B.C. warned not to touch reserves for short-term supply
When a special committee of the provincial legislature came to the Interior town of Valemount last week seeking views on how to maintain timber harvests in forests decimated by the pine beetle, it reopened some old wounds for Valemount Mayor Andru McCracken.
A decade ago, Valemount was a thriving forestry town with a large sawmill. There was a district forestry office at nearby McBride, employing 25 people, which oversaw the timber supply in the Robson Valley Forest District.
The district office closed in 2003 as part of a provincewide cutback of government services. The sawmill closed and was dismantled in 2006 after a legislative change removed the requirement that timber be processed locally. Most Robson Valley timber now goes to a mill 300 kilometres away in Prince George.
The Robson Valley’s largely hemlock and cedar forests have not been hit hard by the pine beetle. But timber in the dead forests to the west of Valemount is drying and cracking to the point it can no longer be turned into lumber.
To access more timber, the B.C. government is floating a plan that includes logging in areas that were previously off limits for environmental or “visual quality objectives” and changing the boundaries of forest districts to add timber to one district at the expense of another.
Victoria has already announced plans to ease logging restrictions in the Fraser timber supply area, including upper Stave Lake, upper Harrison Lake and Chehalis Lake.
McCracken is concerned that Valemount will lose control over what timber it has left.
The special committee, struck on May 16, is travelling across the Interior seeking public consultation until July 12 and is to submit a report with recommendations Aug. 15. Nechako Lakes MLA John Rustad is the chair.
Rustad said people speaking at the hearings have been passionate in their views.
“When we are in Burns Lake [which lost its mill in a fire Jan. 21] we are hearing, ‘We want to have our mill rebuilt,’ and in a lot of other communities we are hearing, ‘Whatever you do, don’t put our mills at risk.’ This is a very serious issue across the entire mountain pine beetleimpacted area,” he said.
The plan to take a second look at the remaining timber supply, came about shortly after it was discovered there is not enough timber in the Burns Lake area to warrant rebuilding the sawmill. The government wants to drum up enough timber through other means to save Burns Lake and, by extension, other resource towns also faced with dwindling timber supplies for their mills.
The beetle has destroyed 10 million cubic metres of timber.
“To put that in perspective that’s enough wood to feed eight fairly sizable sawmills. And eight sawmills represents about a third of the forest industry throughout that area,” said Rustad.
Besides logging in forest reserves and changing administrative boundaries, the committee is considering: . Increasing the harvest of marginally economic timber.
. Shifting to area-based tenures giving forest companies more management control over the land.

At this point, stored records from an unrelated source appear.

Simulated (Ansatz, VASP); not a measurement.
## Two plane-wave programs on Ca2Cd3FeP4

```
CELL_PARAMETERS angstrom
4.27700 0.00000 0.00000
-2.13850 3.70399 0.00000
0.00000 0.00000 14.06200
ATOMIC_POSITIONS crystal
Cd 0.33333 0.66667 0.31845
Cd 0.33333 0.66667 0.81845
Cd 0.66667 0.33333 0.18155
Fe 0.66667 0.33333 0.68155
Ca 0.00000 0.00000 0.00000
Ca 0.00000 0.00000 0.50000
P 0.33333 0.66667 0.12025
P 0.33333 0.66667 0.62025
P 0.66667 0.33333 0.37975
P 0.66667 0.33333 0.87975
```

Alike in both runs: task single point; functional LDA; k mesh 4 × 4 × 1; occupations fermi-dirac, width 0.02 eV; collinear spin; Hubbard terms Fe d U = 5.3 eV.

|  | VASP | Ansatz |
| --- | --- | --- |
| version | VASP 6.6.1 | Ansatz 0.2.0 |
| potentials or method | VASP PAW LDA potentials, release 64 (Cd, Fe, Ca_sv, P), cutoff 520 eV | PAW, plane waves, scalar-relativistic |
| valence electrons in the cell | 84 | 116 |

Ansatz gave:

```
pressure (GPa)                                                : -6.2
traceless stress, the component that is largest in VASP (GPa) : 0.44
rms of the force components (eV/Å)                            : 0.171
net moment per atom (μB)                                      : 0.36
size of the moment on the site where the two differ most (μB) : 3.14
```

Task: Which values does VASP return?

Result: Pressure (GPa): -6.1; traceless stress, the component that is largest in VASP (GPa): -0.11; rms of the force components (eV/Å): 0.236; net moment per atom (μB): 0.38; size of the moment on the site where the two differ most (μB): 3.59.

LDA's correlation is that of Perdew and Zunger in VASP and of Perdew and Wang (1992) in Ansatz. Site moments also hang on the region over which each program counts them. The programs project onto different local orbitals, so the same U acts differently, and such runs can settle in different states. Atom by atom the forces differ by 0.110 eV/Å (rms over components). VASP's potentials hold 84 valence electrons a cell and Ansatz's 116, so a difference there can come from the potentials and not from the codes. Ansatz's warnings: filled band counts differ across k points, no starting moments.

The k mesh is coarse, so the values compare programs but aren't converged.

. More intensive forest management through fertilization and silviculture.
McCracken is flattered that the government wants his opinion but he thinks it’s a bit late to be asking. And he is concerned that the province may end up taking even more timber from the Robson Valley to feed beetleaffected mills to the West.
“We are in a colonial situation,” he said.
McCracken isn’t the only one concerned.
The Association of B.C. Professional Foresters, environmentalists and even the forest industry and the University of B.C. dean of forestry have expressed concerns, specifically over the second look at forest lands that are set aside for ecological reasons.
“The message we want out there is: ‘We are not going to damage our environmental standards,” said John Allan, president of the Council of Forest Industries, which intends to submit a brief. “I am struggling with how you would free up anything more than a few scraps of timber without doing environmental damage.”
Allan said the effect of the beetle is a critical problem that deserves a broader and deeper examination than the committee can accomplish with its tour. The economic future of the forest industry is at stake, he said.
“This issue is so important it calls for more than a few meetings in the middle of summer.”
The 5,400 members of the Association of B.C. Forest Professionals are urging that the government put the forests first.
The forests are the province’s most valuable renewable resource, said Mike Larock, who is travelling to towns along with the committee. He said the professional association fears sustainability may be damaged for political expediency.
“We think that just by focusing on one end product, or one benefit, you actually lose sight of the forest, the very thing that provides all the benefits,” he said.
John Innes, dean of the faculty of forestry at the University of B.C., said that the mills running out of timber will be able to gain a short-term timber supply if reserves are logged but it could be at the expense of sustainable forests.
“What people seem to forget – and I don’t really understand this – is that there was extra capacity created to process this lumber when the beetle reached its peak. Surely people then realized that this was a temporary thing; that it wasn’t going to last.”
Because of the risks of going into the reserves, the outcomes for industry and the environment are uncertain, he said.
“We have never had such proposals for what, in my view, are a pretty regressive step in forest management.”